Over at Bittersweet Girl’s, Profacero said about her now-famous post, “The post was an incantation against the depression of the idea that ‘this is so hard’ . . . ” She said something similar in the original, as well: “I wanted to say these things as an antidote to all the grim repetitions I have seen that you must publish to survive, but that to write is to suffer.”
I don’t know that I ever got the direct messages she seems to have, but I sure am good at channeling “negative self-talk” (a phrase I dislike, but the distancing effect of which I appreciate). “This is hard, I don’t have enough time, I’ll never finish, I’m stupid, someone else will do it better, someone else probably already has done it better and I just don’t know about it because I’m stupid, the organization isn’t working and I don’t know how to fix it, I don’t dare show a draft to anyone because then they’ll know I’m stupid . . . ” I expect most of you know that playlist.

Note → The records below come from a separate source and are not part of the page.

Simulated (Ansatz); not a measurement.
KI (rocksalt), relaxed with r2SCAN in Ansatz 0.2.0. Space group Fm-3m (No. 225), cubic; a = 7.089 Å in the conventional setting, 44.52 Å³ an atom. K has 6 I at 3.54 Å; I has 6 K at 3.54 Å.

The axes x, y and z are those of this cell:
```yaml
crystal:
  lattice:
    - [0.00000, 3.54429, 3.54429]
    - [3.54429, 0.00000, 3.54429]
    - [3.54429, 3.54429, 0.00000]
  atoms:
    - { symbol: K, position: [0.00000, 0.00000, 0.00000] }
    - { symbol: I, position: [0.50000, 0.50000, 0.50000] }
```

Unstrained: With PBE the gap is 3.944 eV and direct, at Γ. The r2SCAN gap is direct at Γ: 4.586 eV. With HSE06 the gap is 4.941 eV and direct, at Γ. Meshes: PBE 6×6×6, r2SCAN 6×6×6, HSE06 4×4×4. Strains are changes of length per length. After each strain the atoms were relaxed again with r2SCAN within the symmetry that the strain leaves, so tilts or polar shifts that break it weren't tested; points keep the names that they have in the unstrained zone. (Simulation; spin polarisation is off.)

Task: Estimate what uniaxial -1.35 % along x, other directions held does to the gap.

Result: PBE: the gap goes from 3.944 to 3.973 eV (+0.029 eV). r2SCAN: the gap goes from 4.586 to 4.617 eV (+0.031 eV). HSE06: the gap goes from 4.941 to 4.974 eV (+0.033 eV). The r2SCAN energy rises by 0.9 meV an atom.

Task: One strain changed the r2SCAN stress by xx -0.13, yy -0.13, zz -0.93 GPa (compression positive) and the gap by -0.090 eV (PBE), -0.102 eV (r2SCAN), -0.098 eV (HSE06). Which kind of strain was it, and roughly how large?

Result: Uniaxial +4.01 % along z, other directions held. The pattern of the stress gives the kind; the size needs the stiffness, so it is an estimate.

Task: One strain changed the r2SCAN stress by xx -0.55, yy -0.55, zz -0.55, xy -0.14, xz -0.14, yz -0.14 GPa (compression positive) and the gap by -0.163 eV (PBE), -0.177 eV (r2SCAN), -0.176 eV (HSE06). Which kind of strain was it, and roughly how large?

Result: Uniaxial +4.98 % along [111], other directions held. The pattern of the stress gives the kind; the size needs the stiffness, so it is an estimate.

Maybe this is my own re-playing of ideas I picked up elsewhere; possibly I could think about that.
What I loved, though, was the incantatory aspect: here’s what you play to drown out or better yet, replace, the nasty voices. Affirm the process and your own worth. It’s a good way to start the writing day, as I need to go and do now. So I’m going to do a little singing to myself:
Writing is easy and publishing is fun.